STI Systems, Inc. Getting CRM Right






CRM Success: How To Measure it?

By Jay Bauer, President / Senior Process Consultant, STI Systems.

It is vitally important that you know whether your CRM implementation is tracking toward success or something less. To do that you will need to:
  1. Have an operational definition of success that will allow you to measure it.
  2. Identify the metrics you will use to determine if the goals of your implementation are being met.
  3. Build a CRM Success Matrix that serves as a tool for establishing your current level of performance and for setting quantifiable goals for making improvements.
  4. Understand which of these metrics can be used at various stages of your CRM system’s life cycle.

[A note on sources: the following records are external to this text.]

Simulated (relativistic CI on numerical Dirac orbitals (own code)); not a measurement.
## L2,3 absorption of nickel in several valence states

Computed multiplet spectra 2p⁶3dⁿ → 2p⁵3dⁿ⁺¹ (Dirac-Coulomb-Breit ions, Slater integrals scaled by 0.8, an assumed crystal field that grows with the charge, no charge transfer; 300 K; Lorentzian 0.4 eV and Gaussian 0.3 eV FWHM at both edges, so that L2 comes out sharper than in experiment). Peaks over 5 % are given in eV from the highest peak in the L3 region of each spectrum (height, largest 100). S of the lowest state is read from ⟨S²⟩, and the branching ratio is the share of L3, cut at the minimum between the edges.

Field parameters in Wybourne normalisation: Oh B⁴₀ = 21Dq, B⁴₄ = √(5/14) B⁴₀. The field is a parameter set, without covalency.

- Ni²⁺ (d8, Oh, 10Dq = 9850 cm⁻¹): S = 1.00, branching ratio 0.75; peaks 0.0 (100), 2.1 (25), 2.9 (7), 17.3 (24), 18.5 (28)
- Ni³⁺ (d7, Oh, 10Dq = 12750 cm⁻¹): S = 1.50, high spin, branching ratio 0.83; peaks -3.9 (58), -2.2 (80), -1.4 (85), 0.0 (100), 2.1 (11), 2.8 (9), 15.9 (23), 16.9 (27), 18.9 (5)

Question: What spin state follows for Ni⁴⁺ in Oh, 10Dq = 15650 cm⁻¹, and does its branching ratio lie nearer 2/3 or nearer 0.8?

Focus On Revenue and Productivity Increases

Companies can use a number of metrics for gauging CRM success. Two of the best are (1) Increase in Revenue and (2) Increase in Productivity. Both are inter-related. Tracking the first is straightforward and easy. The second is both difficult to track and to score, but essential none-the-less. Productivity improvements of 2% to 15% will yield impressive revenue increases. A modest target of 10% is readily achievable in most instances. Once you have set the productivity target, revenue increases are easy to project.

Of course, you cannot measure increases in revenues or productivity without a baseline. Companies know what their revenues are, so that baseline is easy. But how do you go about determining your productivity metrics and setting baselines for them?

Build A CRM Success Matrix

In most companies a small percentage of existing personnel are actual revenue producers. Gather as much intelligence as possible on their activities (as well as on their management and support staffs.) This information will be the basis for the CRM Success Matrix that will tell you how efficiently your revenue producers are working and where productivity can be increased to generate additional revenue.

Data on a wide range of CRM productivity metrics should be collected and cross-correlated. Some examples: ratio of phone calls to in person meetings; ratio of closes to proposals; suspect to prospect ratios; time frames, including start and end times for each customer relationship phase.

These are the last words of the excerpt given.